Today is May Day. It's Labor Day for most of the world, the one day every year on which the work of people from every corner of the globe is recognized and celebrated. Every corner, that is, except North America. Neither the US nor Canada celebrate May Day -- in the US, we have our own Labor Day in early September, a move which definitely serves to undermine Americans' trans-national solidarity with other workers.
But May Day was born in the US, as a day of labor action which culminated in the Haymarket Massacre in Chicago. And even though we don't formally celebrate it here, today is a good time to remember the activists who fought, bled, and died for our rights in the workplace:
Most Americans don't realize that May Day has its origins here in this country and is as "American" as baseball and apple pie, and stemmed from the pre-Christian holiday of Beltane, a celebration of rebirth and fertility.

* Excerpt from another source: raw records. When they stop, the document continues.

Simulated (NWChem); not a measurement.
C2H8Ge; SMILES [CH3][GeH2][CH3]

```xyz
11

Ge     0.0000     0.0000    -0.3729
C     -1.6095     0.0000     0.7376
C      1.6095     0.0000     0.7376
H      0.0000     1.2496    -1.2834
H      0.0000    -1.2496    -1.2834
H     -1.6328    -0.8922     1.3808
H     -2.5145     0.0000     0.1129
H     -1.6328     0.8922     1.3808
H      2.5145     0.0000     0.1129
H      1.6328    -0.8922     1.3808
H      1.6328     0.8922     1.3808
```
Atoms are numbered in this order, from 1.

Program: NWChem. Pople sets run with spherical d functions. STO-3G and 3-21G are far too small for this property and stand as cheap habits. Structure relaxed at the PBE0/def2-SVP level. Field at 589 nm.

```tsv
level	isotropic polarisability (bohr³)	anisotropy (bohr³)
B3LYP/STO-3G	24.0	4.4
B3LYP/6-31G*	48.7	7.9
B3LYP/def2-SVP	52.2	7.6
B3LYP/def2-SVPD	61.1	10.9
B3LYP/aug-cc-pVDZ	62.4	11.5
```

In the late nineteenth century, the working class was in constant struggle to gain the 8-hour work day. Working conditions were severe and it was quite common to work 10 to 16 hour days in unsafe conditions. Death and injury were commonplace at many work places and inspired such books as Upton Sinclair's The Jungle and Jack London's The Iron Heel. As early as the 1860's, working people agitated to shorten the workday without a cut in pay, but it wasn't until the late 1880's that organized labor was able to garner enough strength to declare the 8-hour workday. This proclamation was without consent of employers, yet demanded by many of the working class. . . .
In a proclamation printed just before May 1, 1886, one publisher appealed to working people with this plea:
Workingmen to Arms! War to the Palace, Peace to the Cottage, and Death to LUXURIOUS IDLENESS. The wage system is the only cause of the World's misery. It is supported by the rich classes, and to destroy it, they must be either made to work or DIE. One pound of DYNAMITE is better than a bushel of BALLOTS! MAKE YOUR DEMAND FOR EIGHT HOURS with weapons in your hands to meet the capitalistic bloodhounds, police, and militia in proper manner.
Not surprisingly the entire city [of Chicago] was prepared for mass bloodshed, reminiscent of the railroad strike a decade earlier when police and soldiers gunned down hundreds of striking workers. On May 1, 1886, more than 300,000 workers in 13,000 businesses across the United States walked off their jobs in the first May Day celebration in history. In Chicago, the epicenter for the 8-hour day agitators, 40,000 went out on strike with the anarchists in the forefront of the public's eye.
So even though you're probably not out on strike today, and you're not taking the day as a holiday, give a thought to those who struck and fought for dignity and the 8-hour day. And happy May Day.